Item Description
Original Items: VERY FEW Available. These are very nice unissued examples of the Terek Cossacks Volunteer Sleeve Shields. This is the printed type, with Cyrillic letters, introduced in July 1944. The lettering stands for Терское казачье войско, meaning Terek Cossack Army. Cossacks fought on both sides of the Second World War. Many Cossack prisoners of war joined NSDAP Germany who promised to free their lands from Bolshevism. Terek Cossacks made up the Vth regiment of the 2nd Brigade of the 1st Cossack Division. Soon the war came to Cossack lands themselves, in 1942 the NSDAP offensive Case Blue, and by autumn, the western regions of the former Terek Cossack Hosts were occupied. By November, the Battle of the Caucasus reached North Ossetia, and Germans were already making plans to lease the oilfields in Grozny. Most of the Cossack population took part in repelling the invader.

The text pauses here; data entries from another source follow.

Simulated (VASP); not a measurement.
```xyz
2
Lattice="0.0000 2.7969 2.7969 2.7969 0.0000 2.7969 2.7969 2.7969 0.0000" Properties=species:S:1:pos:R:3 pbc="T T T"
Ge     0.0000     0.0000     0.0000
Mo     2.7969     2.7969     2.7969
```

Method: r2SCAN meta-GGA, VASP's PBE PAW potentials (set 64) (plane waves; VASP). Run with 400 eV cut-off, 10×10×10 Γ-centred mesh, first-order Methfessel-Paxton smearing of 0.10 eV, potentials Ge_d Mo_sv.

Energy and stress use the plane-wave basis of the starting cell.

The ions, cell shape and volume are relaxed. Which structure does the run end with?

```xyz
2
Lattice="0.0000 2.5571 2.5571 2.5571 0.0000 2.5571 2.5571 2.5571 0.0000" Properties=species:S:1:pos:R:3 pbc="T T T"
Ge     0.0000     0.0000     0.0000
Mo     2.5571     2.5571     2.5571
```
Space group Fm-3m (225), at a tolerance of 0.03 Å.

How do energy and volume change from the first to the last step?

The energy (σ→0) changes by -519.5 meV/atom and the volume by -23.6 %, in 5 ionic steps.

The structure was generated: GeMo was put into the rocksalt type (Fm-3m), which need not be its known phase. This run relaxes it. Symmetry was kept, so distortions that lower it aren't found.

These Terek Cossacks volunteer sleeve shields are printed on a thin, white fabric. The printing is textbook period type, with the ink visible on the reverse. These have never been sewn on a uniform or even folded.
Each purchase includes (1) 3” x 5 ½” sheet featuring a Pair of Shields. We have a very limited quantity so be sure to get one quick before they’re gone!
Comes ready to display.
Cossacks
The Cossacks are a predominantly East Slavic Orthodox Christian people group originating in the steppes of Eastern Europe. They were a semi-nomadic and semi-militarized people, who, while under the nominal suzerainty of various Eastern European states at the time, such as the Russian Empire or the Polish–Lithuanian Commonwealth, were allowed a great degree of self-governance in exchange for military service. The Cossacks were particularly noted for holding democratic traditions.
They inhabited sparsely populated areas in the Dnieper, Don, Terek, and Ural river basins, and played an important role in the historical and cultural development of both Ukraine and Russia. The various Cossack groups were organized along military lines, with large autonomous groups called hosts. Each host had a territory consisting of affiliated villages called stanitsa. The Cossack way of life persisted into the twentieth century, though the sweeping societal changes of the Russian Revolution disrupted Cossack society as much as any other part of Russia; many Cossacks migrated to other parts of Europe following the establishment of the Soviet Union, while others remained and assimilated into the Communist state. Cohesive Cossack-based units were organized and fought for both Germany and the Soviet Union during World War II.